Pedagogy and Place: 100 Years of Architecture Education at Yale, by Robert A.M. Stern and Jimmy Stamp. Yale University Press, May 2016, 668 pages, $100.

If you want to know the history of the Yale School of Architecture, you’d be hard pressed to ask anyone more knowledgeable than Robert A.M. Stern, its dean from 1998 until this past July. Published to mark the 100th anniversary of the first class to graduate from Yale’s professional program in 1916, Pedagogy and Place is a tribute from the erudite and prolific author to his alma mater and academic home for the last 18 years. Written in collaboration with Jimmy Stamp, whose witty musings on architecture have appeared in The Guardian, Smithsonian, and Wired, its 668 pages make it a weighty tome. Fortunately the weight is leavened, despite the pedantic title, by unexpectedly lively text and carefully curated archival images. Given the visual nature of the subject, it’s disappointing there aren’t more.

Organized in 10 chronological chapters, Pedagogy begins with an account of Yale’s early attempts to emulate the Ecole des Beaux Arts. Subsequent chapters describe the surprisingly slow shift to Bauhaus-inspired modernism, then to Brutalism, Postmodernism, and all that has followed, including a downward slide in the school’s reputation prior to Stern’s arrival as dean.

The extensively researched narrative includes stories of both the school and the people who shaped it. The star-studded roster of deans, professors, studio critics, and students includes Raymond Hood, George Howe, Eero Saarinen, Paul Rudolph, Louis Kahn, Vincent Scully, Richard Rogers, Norman Foster, Charles Gwathmey, Charles Moore, Zaha Hadid, and Deborah Berke (the new dean of the architecture school), to mention just a few.

The chapters spanning the ’60s are especially noteworthy. “A Time of Heroics, 1958–1965” chronicles Rudolph’s contributions as professor and chairman, as well as architect of the controversial Art & Architecture Building. “Architecture or Revolution, 1965–1971” describes Moore’s iconoclastic reaction to Rudolph’s formalism. Among the more entertaining passages is an account of Moore’s attempt to de-emphasize Yale’s traditional ties to New York where, he complained, “the profession was addicted to glamour . . . the New York offices would come recruiting at Yale . . . and I would say ‘Don’t you go to Pratt and to Cooper Union and to schools around New York?’ and they would say, ‘We get our draughtsmen from there. We come to Yale for our future partners.’ ”

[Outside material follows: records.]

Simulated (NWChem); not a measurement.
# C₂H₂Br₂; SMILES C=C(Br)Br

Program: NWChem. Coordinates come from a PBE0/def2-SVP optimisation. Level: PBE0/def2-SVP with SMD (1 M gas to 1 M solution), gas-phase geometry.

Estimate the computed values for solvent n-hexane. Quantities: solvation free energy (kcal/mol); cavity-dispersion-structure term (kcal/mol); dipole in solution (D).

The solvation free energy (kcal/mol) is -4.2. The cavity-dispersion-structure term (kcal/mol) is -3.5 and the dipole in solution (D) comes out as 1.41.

In the final chapter, Stern reflects candidly on his years as dean. He remembers the disdain —from modernists who feared he might turn Yale into a bastion of historicism—that initially greeted his appointment, but the success of his tenure has largely silenced his critics. He sidestepped the style wars by assembling a faculty that mixed cutting-edge practitioners like Frank Gehry, Peter Eisenman, and Greg Lynn with classically minded colleagues such as Leon Krier and Demetri Porphyrios. He also put the school on firm financial footing, renovated the derelict A&A Building, upgraded the quality of both students and teachers, and established a curriculum that stresses fundamental principles, thereby giving Yale’s previously tarnished reputation an impressive new luster. It’s a noble legacy.